Sunday, April 27, 2014

San Jose Sharks' Playoff Demons Surfacing Again with Kings on the Comeback

The thing about ghosts or demons is that they don’t actually have to exist; you only need to believe in them for them to terrify you.


For the San Jose Sharks, two straight losses to the Los Angeles Kings in the first round of the 2014 NHL playoffs have made things about as scary as it gets right now.


Their stranglehold 3-0 lead is now a tentative advantage at best. Their confidence has to be shaken.


For some Sharks veterans, it may feel like history repeating itself. The curse continues, so to speak.


So good for so long in the regular season, the Sharks for the better part of a decade were the hockey-savvy pundits’ annual choice to represent the Western Conference in the Stanley Cup Final. That has led to years of disappointment, and many now look elsewhere for that prediction.



Those who jumped ship question the leadership of Patrick Marleau and Joe Thornton—the mainstays of the Sharks over all these successful seasons—and wonder why management hasn ’t moved on.


For three games in these 2014 NHL playoffs, those who this year foresaw a Cup final future for the Sharks were feeling pretty confident about the pick and the leadership group that remains.


But now?



Sure, it’s just two losses, and the Sharks still have the advantage of having to win just one of the next two games to eliminate the Kings.


However, doubt is deadly, and the Kings have planted a seed of it with a pair of lopsided scores—outscoring the Sharks 9-3 over the past 120 minutes of action.


Goaltender Antti Niemi has been pulled in both games and may not even start Monday’s Game 6.


In addition to the goaltending controversy and sudden lack of finish, the Sharks lost their best defenseman when Marc-Edouard Vlasic took a forearm to the head from Jarret Stoll, putting his status for Monday in doubt.



Will the spring of 2014 end the way so many others have in the past for a Sharks team talented enough to go the distance but ultimately unable?

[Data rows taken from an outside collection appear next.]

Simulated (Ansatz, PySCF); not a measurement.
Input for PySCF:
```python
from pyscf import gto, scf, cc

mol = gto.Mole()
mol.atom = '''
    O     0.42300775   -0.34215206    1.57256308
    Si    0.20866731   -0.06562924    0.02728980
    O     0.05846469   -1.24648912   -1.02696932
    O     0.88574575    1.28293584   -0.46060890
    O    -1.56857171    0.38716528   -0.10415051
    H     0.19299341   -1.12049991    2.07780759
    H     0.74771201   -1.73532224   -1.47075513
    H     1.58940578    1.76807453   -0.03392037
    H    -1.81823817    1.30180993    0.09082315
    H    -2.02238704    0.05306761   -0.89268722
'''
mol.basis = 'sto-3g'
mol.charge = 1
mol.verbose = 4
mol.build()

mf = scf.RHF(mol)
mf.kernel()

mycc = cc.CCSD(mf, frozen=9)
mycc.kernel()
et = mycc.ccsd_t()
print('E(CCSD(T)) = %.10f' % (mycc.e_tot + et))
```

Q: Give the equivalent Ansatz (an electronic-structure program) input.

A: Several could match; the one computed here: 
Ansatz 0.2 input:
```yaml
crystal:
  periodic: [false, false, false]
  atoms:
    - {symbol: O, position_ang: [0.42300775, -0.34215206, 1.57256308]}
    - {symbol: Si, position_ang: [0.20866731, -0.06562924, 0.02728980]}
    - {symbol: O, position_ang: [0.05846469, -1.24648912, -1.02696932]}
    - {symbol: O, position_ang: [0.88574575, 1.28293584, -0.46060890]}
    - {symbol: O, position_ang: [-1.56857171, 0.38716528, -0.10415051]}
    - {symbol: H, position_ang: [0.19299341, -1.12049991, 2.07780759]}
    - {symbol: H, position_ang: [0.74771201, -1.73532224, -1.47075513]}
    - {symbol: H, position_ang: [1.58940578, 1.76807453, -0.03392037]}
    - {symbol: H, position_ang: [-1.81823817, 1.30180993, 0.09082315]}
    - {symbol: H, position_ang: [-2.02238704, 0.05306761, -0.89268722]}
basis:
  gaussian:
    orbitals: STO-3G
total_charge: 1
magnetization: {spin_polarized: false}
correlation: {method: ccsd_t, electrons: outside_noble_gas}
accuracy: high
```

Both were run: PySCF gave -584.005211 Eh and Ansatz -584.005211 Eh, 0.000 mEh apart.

In 2004, they were dumped by the underdog Calgary Flames six games into the conference final after winning the Pacific Division and establishing themselves as the third best in the league that season.


In 2006, another unlikely Alberta team crushed their hopes when the Edmonton Oilers upset the Sharks in six games—after the Sharks staked themselves a 2-0 series lead.


A 2-1 series advantage against the Detroit Red Wings in 2007 turned into three straight wins by the Wings to oust the Sharks in the second round.


Big changes would come after 2008 witnessed another middle-of-the-pack playoff team eliminating the Sharks. This time it was the Dallas Stars who took them out in six games, leading to the dismissal of head coach Ron Wilson.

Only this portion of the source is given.